Social Organization. Organization was hierarchical, with status conferred by inherited position and special knowledge. Those developing new environmental knowledge, craft skill, or running speed acquired status. Hard work, precision, neatness, and industriousness contributed to status and wealth. Individuals could shift from band to band if land were available and the new group willing. Subservient landless persons existed and had no voice in band affairs.
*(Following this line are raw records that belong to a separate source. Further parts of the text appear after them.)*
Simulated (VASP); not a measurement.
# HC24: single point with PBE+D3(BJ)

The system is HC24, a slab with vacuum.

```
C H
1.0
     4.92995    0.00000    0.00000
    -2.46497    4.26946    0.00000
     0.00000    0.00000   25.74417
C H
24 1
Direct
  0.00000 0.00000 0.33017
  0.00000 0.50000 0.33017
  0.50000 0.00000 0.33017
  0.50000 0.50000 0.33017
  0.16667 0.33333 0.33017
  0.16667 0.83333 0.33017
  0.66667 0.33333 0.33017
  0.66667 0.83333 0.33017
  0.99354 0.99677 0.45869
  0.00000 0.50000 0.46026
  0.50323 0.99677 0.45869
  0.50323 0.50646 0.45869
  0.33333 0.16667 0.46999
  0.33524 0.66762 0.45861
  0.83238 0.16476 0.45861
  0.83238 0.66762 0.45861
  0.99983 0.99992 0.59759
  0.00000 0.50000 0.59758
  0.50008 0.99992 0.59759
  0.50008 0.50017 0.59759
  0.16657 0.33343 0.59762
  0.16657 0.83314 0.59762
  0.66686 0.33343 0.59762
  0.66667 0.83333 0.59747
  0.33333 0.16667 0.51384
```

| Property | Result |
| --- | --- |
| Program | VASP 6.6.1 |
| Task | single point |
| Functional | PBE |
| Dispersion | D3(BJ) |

Political Organization. Each band was independent, but was part of a Kumeyaay federation under a tribal leader, Kuchut Kwataay, who managed relations and ceremonies with other tribes, participated in solving interband disputes, organized defense, and managed tribal communications with a system of lookouts and relay runners carrying messages or warning of enemies. Each band also had a Kwaaypaay (capitan or leader), who managed band social, economic, Political, and religious affairs aided by a council of shamans (priests, singers, sun, and ecological specialists). Unlike the case in some neighboring tribes, a leader did not command, but was followed when found competent and knowledgeable. A primary duty was to adjudicate disputes within the band. At his death, all Kwaaypaay met to choose a successor from among their trained sons, one without sib mates or close kin in the band. By 1885, tribal and band leadership was underground, suppressed by Indian agents' requirements for annual elections of men obedient to the agent and by the attack on religion. Traditional leaders began organizations opposing government actions and bringing lawsuits against the government. Public Law 280 ended the need for opposition; Gradually, elected councils and chairmen began managing reservation affairs. Often they are descendants of traditional leaders.
Social Control. Social control devices included shaming and teasing for minor offenses, fear of witchcraft, whipping, and exile for major offenses, and death for murder and witchcraft. Under the Indian agents, untrained police were often abusive as were the opposition tribal police. Now civil and criminal offenses are under state law ineffectually enforced by county sheriffs and local courts. Because traditional sanctions are not allowed, in effect none exist.
Conflict. Conflict occurred over trespass by stealing plants from family, band, or tribal land, or hunting on another band's land. After 1846, conflict developed over how to deal with Indian agents—whether to obey them or fight them in courts and Congress. While most agree on desired results, disagreements continue over economic development and preservation of land, and for some, over major issues resulting from Bureau of Indian Affairs actions.